As a carving tool, I suppose it might have some application to shoe/clogg making - e.g. perhaps to clean out the inside of a clog (was your great grandfather Dutch/French/Northern English/Welsh?) or perhaps curving the upper side of a wooden foot-shaped former? But perhaps, like many of us today, he just liked to make stuff - whether it be from wood or leather.

#7 is a spoke shave. Spoke shaves are normally used for woodworking but can be used for skiving leather - I think there might even be some made specifically for leather working (but perhaps I dreamt it!). There is a website that suggests some modification to a regular Stanley spoke shave to make it better suited for leatherwork but I have found that unnecessary, I have several old spoke shaves and they work rather well on leather without any modification.

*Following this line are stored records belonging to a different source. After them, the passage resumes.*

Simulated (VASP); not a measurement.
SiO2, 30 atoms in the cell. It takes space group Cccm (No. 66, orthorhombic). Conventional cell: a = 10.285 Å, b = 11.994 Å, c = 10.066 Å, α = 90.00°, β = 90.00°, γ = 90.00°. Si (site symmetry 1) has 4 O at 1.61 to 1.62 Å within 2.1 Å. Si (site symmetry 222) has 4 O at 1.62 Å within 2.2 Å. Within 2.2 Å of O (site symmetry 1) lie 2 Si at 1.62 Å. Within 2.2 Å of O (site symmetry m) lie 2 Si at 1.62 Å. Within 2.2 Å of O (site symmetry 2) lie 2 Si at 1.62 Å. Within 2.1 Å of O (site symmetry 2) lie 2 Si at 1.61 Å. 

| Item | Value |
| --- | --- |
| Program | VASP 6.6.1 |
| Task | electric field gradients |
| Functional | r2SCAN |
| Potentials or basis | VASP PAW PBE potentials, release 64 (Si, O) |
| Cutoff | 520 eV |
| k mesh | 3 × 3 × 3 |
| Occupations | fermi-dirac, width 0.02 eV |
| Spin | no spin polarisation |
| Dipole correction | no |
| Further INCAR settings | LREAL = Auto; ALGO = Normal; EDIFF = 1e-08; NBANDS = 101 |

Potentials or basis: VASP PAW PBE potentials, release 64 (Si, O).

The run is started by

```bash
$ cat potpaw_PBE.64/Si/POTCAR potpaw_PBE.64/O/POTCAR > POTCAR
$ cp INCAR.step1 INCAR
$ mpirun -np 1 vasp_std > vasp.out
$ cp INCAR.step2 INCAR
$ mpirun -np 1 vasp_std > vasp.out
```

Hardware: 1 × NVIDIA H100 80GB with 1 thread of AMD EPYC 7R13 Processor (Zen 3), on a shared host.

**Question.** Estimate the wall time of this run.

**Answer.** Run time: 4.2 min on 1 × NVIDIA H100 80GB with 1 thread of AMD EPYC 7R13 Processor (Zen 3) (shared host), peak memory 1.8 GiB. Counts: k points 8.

#10 yes a drill. I have made several items with 3 layers of 5mm saddle leather: while it is possible to do this using an English/French-style pricking iron, marking each layer, and then using an awl to line them up & open the slots out I find that technically quite difficult and time-consuming. Instead, what I do now is to mark my stitch locations with a pricking iron (a wheel could be used instead) and then drill it with a tiny Dremel-style drill: much quicker, simpler & tidier (for me). Sole leather is, I believe, chosen for its toughness & some shoes/boots use fairly thick leathers - perhaps your great grandfather was thinking along similar lines?